7. It is apparent that the Payment of Gratuity Act enacts a complete code containing detailed provisions covering all the essential features of a scheme for payment of gratuity. It creates the right to payment of gratuity, indicates when the right will accrue, and lays down the principles for quantification of the gratuity. It provides further for recovery of the amount, and contains an especial provision that compound interest at nine per cent per annum will be payable on delayed payment. For the enforcement of its provisions, the Act provides for the appointment of a controlling authority, who is entrusted with the task of administering the Act. The fulfilment of the rights and obligations of the parties are made his responsibility, and he has been invested with an amplitude of power for the full discharge of that responsibility. Any error committed by him can be corrected in appeal by the appropriate Government or an appellate authority particularly constituted under the Act.

8. Upon all these considerations, the conclusion is inescapable that Parliament intended that proceedings for payment of gratuity due under the Payment of Gratuity Act must be taken under that Act and not under any other. That being so, it must be held that the applications filed by the employee respondents under Section 33-C(2) of the Industrial Disputes Act did not lie, and the Labour Court had no jurisdiction to entertain and dispose of them. On that ground, this appeal must succeed.

9. In the circumstances, it is not necessary to notice the further submission on behalf of the appellant that where a serious dispute exists in regard to the basis of a claim for payment of gratuity, no proceedings will lie under Section 33-C(2) of the Industrial Disputes Act.

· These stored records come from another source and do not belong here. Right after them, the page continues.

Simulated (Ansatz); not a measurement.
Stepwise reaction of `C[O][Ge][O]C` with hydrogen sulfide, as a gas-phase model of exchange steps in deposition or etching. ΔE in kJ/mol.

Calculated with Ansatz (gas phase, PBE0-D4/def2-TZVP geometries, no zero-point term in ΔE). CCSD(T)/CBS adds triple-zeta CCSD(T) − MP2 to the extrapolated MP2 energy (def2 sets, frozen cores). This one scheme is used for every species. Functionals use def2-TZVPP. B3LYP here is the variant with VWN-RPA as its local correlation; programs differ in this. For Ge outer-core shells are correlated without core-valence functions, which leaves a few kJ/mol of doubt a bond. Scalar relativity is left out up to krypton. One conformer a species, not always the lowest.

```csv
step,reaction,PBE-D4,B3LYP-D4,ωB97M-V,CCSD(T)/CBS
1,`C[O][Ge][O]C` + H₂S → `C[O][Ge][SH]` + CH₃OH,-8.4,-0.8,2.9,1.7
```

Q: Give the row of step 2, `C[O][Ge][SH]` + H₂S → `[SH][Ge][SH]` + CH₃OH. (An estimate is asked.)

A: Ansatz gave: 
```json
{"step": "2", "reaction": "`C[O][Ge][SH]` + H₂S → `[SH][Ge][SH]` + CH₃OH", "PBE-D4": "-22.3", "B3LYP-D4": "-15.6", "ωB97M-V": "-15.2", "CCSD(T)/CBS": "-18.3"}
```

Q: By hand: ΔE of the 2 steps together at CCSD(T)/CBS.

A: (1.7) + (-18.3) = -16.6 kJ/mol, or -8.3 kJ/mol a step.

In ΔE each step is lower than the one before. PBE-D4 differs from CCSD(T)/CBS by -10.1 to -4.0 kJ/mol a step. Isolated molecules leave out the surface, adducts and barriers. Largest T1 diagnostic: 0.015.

10. The appeal is allowed, and the order dated April 30, 1975 of the Labour Court, Jullundur is quashed. Having regard to the terms on which special leave was granted by this Court to the appellant, the appellant shall pay to the employee respondents their costs of. this appeal.

11. At this stage we put to the learned Solicitor-General, who appeared for the State whether in the special circumstances it was not fair that the entire amount be paid by the appellant to the employees without driving them to a separate proceeding. He has fairly stated that the appellant is willing to do so and the sole object of this litigation was to have the law clarified. We, therefore, direct the appellant to pay to the employee respondents within one month from today the amounts that may be due to them, if they have not already been paid.